Participants at a recent NVC Foundation Training in Stourbridge, UK, demonstrating (l-r) Jackal out, Jackal in, Giraffe in, Giraffe out. A month ago I did an exercise with a group of participants on a training in Stourbridge, UK, famous for its Rudolph Steiner connection and the Camphill Trust. The purpose of the exercise was to get clear about the choices I have when I hear a message. I asked the participants if they were fed up with hearing blame and criticism, and suggested (playfully!) that they need never hear blame and criticism again!

I gave the example of a situation from my life: I arrive for a regular appointment with a friend and he says, "You're late again." Sometimes he doesn't actually say the words, he just looks at me in a certain way and I interpret the look as, "You're late again."

I pointed out that it was important for them to realise that lateness is hereditary in our family. I was born late, and with any luck, I'll die late. Be that as it may, the message I'm hearing is, "You're late again." Through Nonviolent Communication I've come to understand that I have a choice how I hear this message.

There are four ways, two of them more life-serving than the others. (To maximise learning, I suggest you select a message from your own life to go through as I explore my example.)

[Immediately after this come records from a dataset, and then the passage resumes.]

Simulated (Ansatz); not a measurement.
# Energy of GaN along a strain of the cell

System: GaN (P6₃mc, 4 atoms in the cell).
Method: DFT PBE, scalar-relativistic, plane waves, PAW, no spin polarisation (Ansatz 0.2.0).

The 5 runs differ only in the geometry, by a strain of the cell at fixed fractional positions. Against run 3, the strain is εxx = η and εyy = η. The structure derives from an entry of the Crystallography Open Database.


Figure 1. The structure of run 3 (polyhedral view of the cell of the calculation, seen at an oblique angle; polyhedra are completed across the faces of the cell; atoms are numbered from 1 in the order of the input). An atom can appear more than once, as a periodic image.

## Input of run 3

I put on my 'Jackal ears' facing outwards (my habitual response) and replied to this message in terms of judging and blaming the other person. This sounded like:

Who are you calling late? You should stop being so self-righteous. If you give me a hard time about this I'm going to stop coming.

Then I put on my 'Jackal ears' facing inwards and heard the message in terms of judging and blaming myself. This sounded like this:

He's right. I'm always late for our meetings. I just can't get it right. I'm so inconsiderate – I just don't care about my friends.

So these are two ways of hearing messages with 'Jackal ears' on: 1. hearing them in terms of judging and blaming the other, and 2. hearing them in terms of judging and blaming myself.

Participants at Stourbridge, UK NVC training demonstrating Giraffe and Jackal ears

Then I asked the participants: would you like to live in a different kind of world? A world in which people relate compassionately to each other based on respect for needs? In this kind of world, again there are two ways I might hear a message like "You're late again." First I put on my 'Giraffe ears' facing inwards and hear the message in terms of what is alive in me – what feelings and needs are touched in me when I hear this message. Here's how it sounded:

When I hear you say "You're late again.", I feel, well, disappointed, because I'd like acknowledgement of the effort I made to get here, and understanding that it's important for me to honour agreements.

And as I really got in touch with my feelings and needs in this way, I found that I had space to listen to what is alive for him when he said, "You're late again." Putting my 'Giraffe ears' on facing outwards, I said to him:

Are you exasperated because you'd like respect for your time?

Notice that in NVC I make a guess (ask a question) rather than make a statement. I've found that a question is easier for the other person to hear. I guess what he's feeling and what basic human need isn't being met in the situation. I've found that my guess doesn't have to be 'right' to make a connection. As Marshall Rosenberg says, 'You can't guess 'wrong', only human!' If my guess turns out to be inaccurate, I've found that the other person usually tells me what's really going on. In this case, my friend said:

No, it's not that. We just don't see each other as often as I'd like. When you're late, we spend less time together.

Participants at the Stourbridge, UK training, facilitated by Shantigarbha, May 2009

OK – so I guessed it was about respect, and it turns out that it's about valuing our time together. So I didn't need to guess 'right' to get the understanding and connection I was looking for. And I'm confident that when we connect on
this level, on the level of basic human needs, that it will take only a few minutes to find a solution that we're both happy with. Here's what I came up with:

For the next month, would you like me to ring you, if I think I'm going to be more than fifteen minutes late, and discuss arranging another time to meet?


Then it was the turn of the Stourbridge participants to practise with their own messages!